Sunday, November 16, 2008

Tulsi Vivaha



Sometimes it seems like all I do these days is go to weddings.

On Thursday afternoon, I attended the annual marriage of the Hindu god Krishna with the sacred Tulsi plant. “What,” a friend asked me, “is Krishna doing marrying a plant? What would that be called – floraphilia?”

Good question. Luckily for us, there are a whole bunch of stories that point toward the answer (to the question of Krishna’s marrying a plant, not to the question of the technical term for such unions – though, come to think of it, perhaps that’s what the American right is thinking when they disavow gay marriage: “first people marry someone of the same sex, next they’ll be marrying plants like those idol-worshippers; even a civil union with someone of the same sex is bad enough, but a civil union with a *plant*?”).

According to a Google search, Tulasi Vivahah originates with Vishnu, the god of whom Krishna is an avatar. Vishnu was being seriously bothered by a demon named Jalandhara. Because Hinduism is so wonderful, however, even demons can perform religious penance and obtain favors from the gods in return. This Jalandhara had been particularly austere, and had been granted immunity to death – as long as his wife, the goddess Vrinda, was faithful to him. Try as he might, then, Vishnu couldn’t kill Jalandhara.

Clearly there was only one option. One night, Vishnu assumed the form of Jalandhara, and led Vrinda to stray from the path, so to speak.

Killing the demon wasn’t the problem – it was his wife that proved to be trouble. Vrinda went berserk when she found out the trick that Vishnu had played on her. She cursed him into the form of the black Shaligram stone. Impressed with her fidelity, Vishnu decided to make their relationship legitimate: he transformed her into a Tulsi plant and promised to marry her every single year.

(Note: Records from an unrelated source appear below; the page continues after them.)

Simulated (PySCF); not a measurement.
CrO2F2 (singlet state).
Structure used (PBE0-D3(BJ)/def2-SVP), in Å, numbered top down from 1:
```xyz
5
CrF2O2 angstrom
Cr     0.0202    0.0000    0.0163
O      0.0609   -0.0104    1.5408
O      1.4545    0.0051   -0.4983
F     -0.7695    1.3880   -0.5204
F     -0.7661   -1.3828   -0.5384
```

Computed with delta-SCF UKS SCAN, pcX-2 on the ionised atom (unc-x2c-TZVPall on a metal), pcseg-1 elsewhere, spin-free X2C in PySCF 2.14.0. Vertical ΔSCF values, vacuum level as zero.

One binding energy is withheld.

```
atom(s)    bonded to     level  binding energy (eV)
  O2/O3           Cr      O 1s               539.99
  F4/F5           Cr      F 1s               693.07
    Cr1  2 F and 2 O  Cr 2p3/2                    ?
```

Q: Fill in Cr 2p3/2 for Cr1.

Other stories about Tulsi Vivahah likewise preach wifely fidelity. (Notice a pattern in my Sanskrit education? My teachers *just might* be eager for us all to get married, auspiciously and soon.)

In any case, on Thursday afternoon we set up a marriage ceremony for Krishna and Tulsi on the gravel outside the Sanskrit classrooms, under the huge banyan trees. We had a cooking lesson (in Sanskrit), and then the pandit came to deliver a lecture about Tulsi Vivahah (also in Sanskrit). Once everything for the marriage had been set up, my classmate R stepped up to the plate to perform the puja. The pandit told him everything that he had to do (in Sanskrit, of course), chanting Veda all the while. Lots of water-dripping, sandalwood–spreading, flower-giving, light-offering ensued. The whole thing was just beautiful, a tiny little golden Krishna murti being married off to a tulsi plant twenty times his size.



When it came time for the actual marriage, we all stood and our teachers joined in for the traditional marriage hymns. We walked around the perimeter of the blanket on the ground, circumambulating the newlyweds. Then we all ate sweets that had been blessed by Krishna and Tulsi.

The best part: smack in the middle of some Vedic stotra or other, the pandit’s cell phone rang. He picked it up and conducted a lengthy conversation with the person on the other end of the line – in classical Sanskrit.